River of Grass
Kelly Reichardt’s debut, River of Grass, is a movie with little surface. It’s Badlands without the bad. It’s a “road movie without the road, a love story without the love…” It’s like Reichardt’s future humanist films, but lacks naturalism. It’s contrived and stiff, yet it still has something interesting about it, even if it’s inaccessible. The story is a mish-mash of intertwining characters. Cozy (Lisa Bowman), a bored housewife, imagines being a dancer, an acrobat regardless of its affects on her children, whom she doesn’t have too much affection for anyway. Her father, a hapless, depressed cop, loses his gun, and Lee (Larry Fessenden), a 30-year-old nobody, finds it. Cozy leaves home one night and meets Lee at a bar. Thus begins a “crime spree,” or so they think. These moments connect inconsequentially; by the end you wonder if the film was pointless, even if during Reichardt finds intriguing concepts, and techniques. Released in 1994. 76 minutes. Streaming on Youtube.

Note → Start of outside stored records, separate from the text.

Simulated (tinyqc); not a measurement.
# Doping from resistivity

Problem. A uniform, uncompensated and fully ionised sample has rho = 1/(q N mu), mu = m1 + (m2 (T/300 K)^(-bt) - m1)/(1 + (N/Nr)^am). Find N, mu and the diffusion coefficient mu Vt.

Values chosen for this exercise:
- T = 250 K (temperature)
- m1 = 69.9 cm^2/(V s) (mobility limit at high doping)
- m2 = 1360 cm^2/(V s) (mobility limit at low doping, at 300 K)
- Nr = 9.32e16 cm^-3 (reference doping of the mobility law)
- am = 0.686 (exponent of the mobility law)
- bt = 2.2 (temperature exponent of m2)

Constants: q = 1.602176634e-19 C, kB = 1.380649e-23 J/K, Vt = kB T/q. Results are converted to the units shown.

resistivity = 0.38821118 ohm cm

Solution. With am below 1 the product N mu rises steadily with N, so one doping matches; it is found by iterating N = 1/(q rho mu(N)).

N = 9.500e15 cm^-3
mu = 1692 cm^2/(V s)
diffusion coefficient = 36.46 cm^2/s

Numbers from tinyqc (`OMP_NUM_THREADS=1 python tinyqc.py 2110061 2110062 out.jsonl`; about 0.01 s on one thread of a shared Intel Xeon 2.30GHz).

Mad Max Beyond Thunderdome
It would seem with each Mad Max installment, director George Miller gets more proficient. But in the third edition, Mad Max Beyond Thunderdome, something is different… The general consensus seems to be the Mad Max franchise gets better with each sequel. But in Beyond Thunderdome, Miller seems to return to form in a bad way. While the whole series is shot wonderfully, plotting has always been an issue. The first Mad Max is one of the worst popular screenplays out there, and Beyond Thunderdome — while better than the first — is no different story wise. The pacing falls apart in the second act, and character development is almost non-existent. But Mad Max Beyond Thunderdome still has the occasionally great sequence, notably the titular thunderdome scene, and the end chase sequence (even if it’s lifted straight from Mad Max 2). Released in 1985. 107 minutes. Starring Mel Gibson and Tina Turner.
What We Do in the Shadows
2015’s mockumentary comedy, from Jemaine Clement (Flight of the Conchords) and Taika Waititi (Boy), follows four vampires who share a flat in Wellington. They spend their nights bickering about chores and attempting to pick up girls (so they can drink their blood, of course). The film, which is home to some great improv, is incredibly funny, but yet unmemorable. What We Do in the Shadows won’t be getting quoted five years from now, like other, funnier mockumentary comedies do. It will never reach cult status, but its status doesn’t matter much because it’s funny right now. 86 minutes. Starring Jemaine Clement, Taika Waititi, Jonathan Brugh, and Cori Gonzalez-Macuer.